In the real-world scenario, the timely identification of an intrusion is crucial, as delays can lead to severe, threatening consequences. A simple but robust and efficient PD-ML method to detect intrusions, flaws, and anomalies injected by the intruders through the OBD-II port in CAN-bus is proposed in this study. Additionally, the model is evaluated using six different realistic datasets which include 13 different types of attack injections. The main technical contributions to the knowledge are listed below:

Development of a lightweight novel Pythagorean distance-based machine learning (PD-ML) classifier for intrusion detection in CAN-bus of smart cars;
Employment of 13 unique cyber attacks categorized into six different classes obtained from six different widely accepted CAN-bus datasets to evaluate the performance of the proposed scheme;
A comparison of the outcomes by the proposed scheme with distance metrics, existing baseline methods and recent studies. The results show that the proposed scheme outperforms the existing schemes, increasing 2.48%, 2.16%, 2.13%, and 1.75% in accuracy and remarkably reducing by 99.77%, 99.58%, 99.47%, 96.61%, and 86.67% in computational cost.

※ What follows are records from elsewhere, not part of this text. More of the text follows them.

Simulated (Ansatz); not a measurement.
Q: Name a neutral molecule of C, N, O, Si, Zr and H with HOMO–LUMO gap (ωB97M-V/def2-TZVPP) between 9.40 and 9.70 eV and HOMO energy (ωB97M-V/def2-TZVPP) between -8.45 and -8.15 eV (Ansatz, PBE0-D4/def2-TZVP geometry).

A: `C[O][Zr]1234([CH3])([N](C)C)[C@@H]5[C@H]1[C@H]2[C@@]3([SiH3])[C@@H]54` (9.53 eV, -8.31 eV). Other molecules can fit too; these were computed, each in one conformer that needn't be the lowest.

The remaining paper is organized as follows. Section 2 offers an overview of smart cars with a brief description of CAN-bus protocol, cyber vulnerabilities, cyber attacks on an in-vehicular network and their impacts on car safety and passenger security. The proposed PD-ML scheme for anomaly detection is presented in Section 3, whereas Section 4 discusses the simulation results. Finally, the paper is concluded in Section 5.

2. Overview of Smart Cars

Smart cars are the intelligent cars capable of automated multi-tasking performed through an efficient and well-established communication mechanism. It could be vehicle to everything, vehicle to vehicle, and in-vehicle communication. It involves the utilization of various components such as sensors and computing and communication elements which allow data collection, sharing, and processing among different ECUs for efficient and safe driving. Presenting the overview of a SC, Figure 1 highlights various smart features, CAN-bus connectivity to ECUs, and possible cyber attack injections in SCs where sensor data are transmitted through communication modules over the network controlled by the ECUs. The infotainment feature allows navigation and various entertainment activities like music, video playback, and connectivity with mobile phones. Similarly, the human–machine interface enables communication between the car and its occupants through different systems such as voice recognition and gesture controls.

2.1. Controller Area Network

Owing to large number of ECUs and complex dense electrical wiring in the conventional cars which has increased the overall weight of the car and reduced fuel efficiency, there is a need of an efficient lightweight wiring mechanism. Thanks to the controller area network, the building block for infotainment and connectivity not only reduces the car weight but also transformes the concept of a smart car into reality. A general view of wiring in conventional and smart cars is presented in Figure 2.

The development of a controller area network dates back to early 1986 by Robert Bosch GmbH, who aimed to introduce an acceptable weight-saving communication strategy for the auto-industry. With the years of development stages, CAN was recognized by The International Standards Organization (ISO) as ISO-11898 [45,46], in 1993. The CAN standard continued to evolve according to the growing demands of smart cars, resulting in the ISO-11898-I [45,46] flexible data CAN (CAN-FD) standard in 2005 followed by the start of CAN-XL development in 2018. Surprisingly, the independent operation of the new communication protocol like local area network (LIN) is not possible. Depending on CAN, the LIN operates on top of CAN or in its coordination, which signifies the role of CAN in SCs.

The physical structure of a CAN-bus consists of a twisted pair cable with two wires, CAN-low and CAN-high. CAN-low is used for smart operations which require low speed such as power windows, dashboard controls, and displays, whereas for high-speed applications and high data accuracy like engine control, anti-lock braking, and electronic stability control, CAN-high is used. The ends of the wires are connected with terminal resistors to reduce noise disturbance and ensure signal integrity over the bus.

Figure 2. Representation of wiring in a car [47].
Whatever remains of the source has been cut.